In April, the press freedom group ranked India 136th of 180 countries in its world press freedom ratings, blaming “Hindu nationalists trying to purge all manifestations of ‘anti-national’ thought from the national debate.” In 2015 India was ranked the deadliest country in Asia for journalists, although most deaths occur in remote rural areas away from the major urban centers.
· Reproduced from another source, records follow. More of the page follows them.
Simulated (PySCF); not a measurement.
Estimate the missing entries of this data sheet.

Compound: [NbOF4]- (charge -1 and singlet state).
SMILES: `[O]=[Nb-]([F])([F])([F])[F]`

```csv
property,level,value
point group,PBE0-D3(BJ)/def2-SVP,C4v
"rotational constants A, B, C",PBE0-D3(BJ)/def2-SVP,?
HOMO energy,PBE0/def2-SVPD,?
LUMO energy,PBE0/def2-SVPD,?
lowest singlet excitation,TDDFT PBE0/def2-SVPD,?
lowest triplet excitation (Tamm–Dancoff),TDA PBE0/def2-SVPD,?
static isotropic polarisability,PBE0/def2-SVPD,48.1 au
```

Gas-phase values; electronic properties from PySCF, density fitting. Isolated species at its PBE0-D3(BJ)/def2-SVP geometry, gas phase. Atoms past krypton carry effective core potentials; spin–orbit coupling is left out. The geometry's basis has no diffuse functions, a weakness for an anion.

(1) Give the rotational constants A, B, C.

A senior Indian journalist and activist has been shot dead outside her home in Bangalore, India on 5 September. The 55-year-old was shot dead by three unknown gunmen as she entered her home in the southern city of Bangalore in Karnataka state. No one has yet been identified or arrested in connection with the killing. Lankesh was known as a fierce critic of Hindu nationalist organizations in her state and was convicted of defamation last year for a piece accusing members of the Bharatiya Janata party of theft. She was appealing against the decision. The Press Club of India said in a statement about this murder: “A fearless and independent journalist who gave voice to many causes and always stood up for justice has been shot dead in the most brutal manner in order to silence her voice.”
Two weeks later, Bhowmick was beaten to death during violent clashes, officials have said. Shantanu Bhowmick, a reporter covering political unrest in India’s north-east, was set upon with sticks as he reported about violence on Wednesday between warring political factions and police outside Agartala, the capital of remote Tripura state. No arrests have yet been made in connection with the reporter’s death, but four people were detained on separate charges related to the political violence, the state police superintendent Abhijit Saptarshi said. Bhowmick’s death brings the number of reporters killed in India since the early 1990s to 29, according to figures from the Committee to Protect Journalists.
At least 780 journalists and media workers have been killed in connection with their work in the past ten years, despite strong resolutions adopted by the UN Security Council, General Assembly, and Human Rights Council. That’s why French President Macron said after defending press freedom in his first address to the United Nations General Assembly. “I call for the appointment of a special representative of the United Nations secretary-general for the protection of journalists throughout the world, because the fight against terrorism and the harsher world we are living in should under no circumstances justify any reduction in this freedom.”